By Cian Molloy - 27 October, 2019
A Trócaire campaign that led to Ireland becoming the first country in the world to divest public money from the fossil
fuel industry earned the Cathoic aid agency the ‘best public engagement’ prize in this year’s Dóchas Awards.
For two-and-a-half years the overseas aid agency campaigned to have Irish treasury funds taken out of investments in oil and gas exploration, production and distribution. As the campaign gathered momentum, the Irish Catholic hierarchy and religious organisations led the way in divesting out of the petrochemical sector.
Aid agencies such as Trócaire and Caritas International see the damage being caused to vulnerable communities due to the impact of global warming and argue that the world must find more sustainable forms of energy.
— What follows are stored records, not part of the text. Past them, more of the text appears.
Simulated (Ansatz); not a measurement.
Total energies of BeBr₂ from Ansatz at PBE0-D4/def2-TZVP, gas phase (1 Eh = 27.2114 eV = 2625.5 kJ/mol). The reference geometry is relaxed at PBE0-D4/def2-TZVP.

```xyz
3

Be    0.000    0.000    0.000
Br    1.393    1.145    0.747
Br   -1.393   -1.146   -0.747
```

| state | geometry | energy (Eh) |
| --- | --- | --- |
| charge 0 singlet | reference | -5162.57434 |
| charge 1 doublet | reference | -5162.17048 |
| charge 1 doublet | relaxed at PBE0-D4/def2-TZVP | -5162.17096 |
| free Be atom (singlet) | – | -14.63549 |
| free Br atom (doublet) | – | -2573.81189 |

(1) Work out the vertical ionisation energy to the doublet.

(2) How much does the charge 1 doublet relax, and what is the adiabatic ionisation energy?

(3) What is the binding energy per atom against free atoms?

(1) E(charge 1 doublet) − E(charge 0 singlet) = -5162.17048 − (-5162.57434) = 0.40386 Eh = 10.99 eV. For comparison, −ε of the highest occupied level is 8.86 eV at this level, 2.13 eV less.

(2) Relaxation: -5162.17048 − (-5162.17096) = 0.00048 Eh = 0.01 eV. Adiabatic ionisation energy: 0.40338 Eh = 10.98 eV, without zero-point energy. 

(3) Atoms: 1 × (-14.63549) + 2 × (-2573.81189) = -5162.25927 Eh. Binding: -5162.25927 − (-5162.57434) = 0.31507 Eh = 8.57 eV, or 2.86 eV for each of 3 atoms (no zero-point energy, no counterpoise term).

Donegal-based independent TD Thomas Pringle sponsored a bill in the Oireachtas to legally compel the Irish Strategic Investment Fund (ISIF) to sell off its investments in the exploitation of gas and oil. These fossil-fuel investments, spread across 150 companies worldwide, were worth €318 million as of June last year.
The investments had to be sold off following the passing of the Fossil Fuel Divestment Act in December 2018.
When the Trócaire team collected the Dóchas award last week they were joined onstage by Mr Pringle who brought the campaign to fruition.
He has also been nominated for a European Innovation in Politics Award later this year. He told the Donegal Democrat newspaper: “So much work went into the Act with people from Trocaire, the Global Divestment Campaign and campaign activists supporting its progress through the Dáil and putting pressure on the Government to finally vote it through. It’s also a testament to the success accrued in new politics despite criticism of the current arrangement and proves that Independents can legislate and are capable of being legislatures of change.”
At the Dóchas Awards in Dublin, Trócaire was also short-lilsted for the ‘Best Collaboration’ award for its work in developing a new ‘badge’ for the Irish Girl Guides.
The badge may be earned at Ladybirds (5-7 years old), Brownie (7-10 years old) and Guide (10-14 years old) and it involves becoming more aware of climate change issues and how these can be mitigated. At present, the Irish Girl Guides has some 12,000 members across the country.
The Dóchas Awards are organised by the Irish Association of Non-Governmental Development Organisations, which has a membership of 42 different organisations, plus an additional 13 organisations that are ‘associate members’.